David,
There's a difference between a great test for the best players and being one of the best courses in the world. Yes it's a great piece of property and a course of note, but what specifically leads you to believe it's one of the best courses on the planet?
I think the variety of the holes there is excellent and the challenges it poses to good players are fantastic. I've never seen a course of that length that wasn't just bomb it, find it, whack it at the green. I think Bethpage is a perfect example of a course like that. I think it's grossly overrated. It's long for the sake of being long, it has incredibly boring, flat greens and is a paradigm of what is wrong with stretching golf courses to that length. Whereas Erin Hills is long (but plays shorter because of how firm the ground usually is), but rewards shotmaking.

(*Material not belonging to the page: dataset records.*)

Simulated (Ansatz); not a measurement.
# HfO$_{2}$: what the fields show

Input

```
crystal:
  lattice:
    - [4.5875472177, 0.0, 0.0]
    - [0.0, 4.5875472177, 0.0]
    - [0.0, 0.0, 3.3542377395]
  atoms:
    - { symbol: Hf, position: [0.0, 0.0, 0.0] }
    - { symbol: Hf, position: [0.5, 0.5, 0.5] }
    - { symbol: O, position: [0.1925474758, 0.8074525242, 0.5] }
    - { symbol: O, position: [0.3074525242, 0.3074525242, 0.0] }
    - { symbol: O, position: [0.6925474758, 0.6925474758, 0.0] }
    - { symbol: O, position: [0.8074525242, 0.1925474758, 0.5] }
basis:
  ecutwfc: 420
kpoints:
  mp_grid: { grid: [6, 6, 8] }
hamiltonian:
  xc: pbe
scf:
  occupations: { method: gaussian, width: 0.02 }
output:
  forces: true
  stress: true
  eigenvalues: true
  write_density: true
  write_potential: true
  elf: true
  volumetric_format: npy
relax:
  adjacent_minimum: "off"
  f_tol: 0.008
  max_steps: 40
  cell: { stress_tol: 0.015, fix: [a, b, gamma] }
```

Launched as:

When I played the course, I was fortunate both to: (i) be swinging as well as I would the entirety of that summer and (ii) have a great caddy. There's so much strategy involved in picking lines off the tee to set up an angle for a second shot based on where the pin is and then how to play the approach shot to get it close.
I'll give you an example:
#10: When I played the pin was back right and my caddy told me the best way to get it close was to try and hit the slope 10 yds right of the green and let it feed down, but that the shot there worked best if you were on the right side of the fairway so you could draw it onto the slope helping it kick down.
I'm going to agree with Mike Davis on this one. I think it's a fantastic course and I've played a number of courses on the current US Open "rota." I think EH is much more interesting than, for example, Congressional or Baltusrol.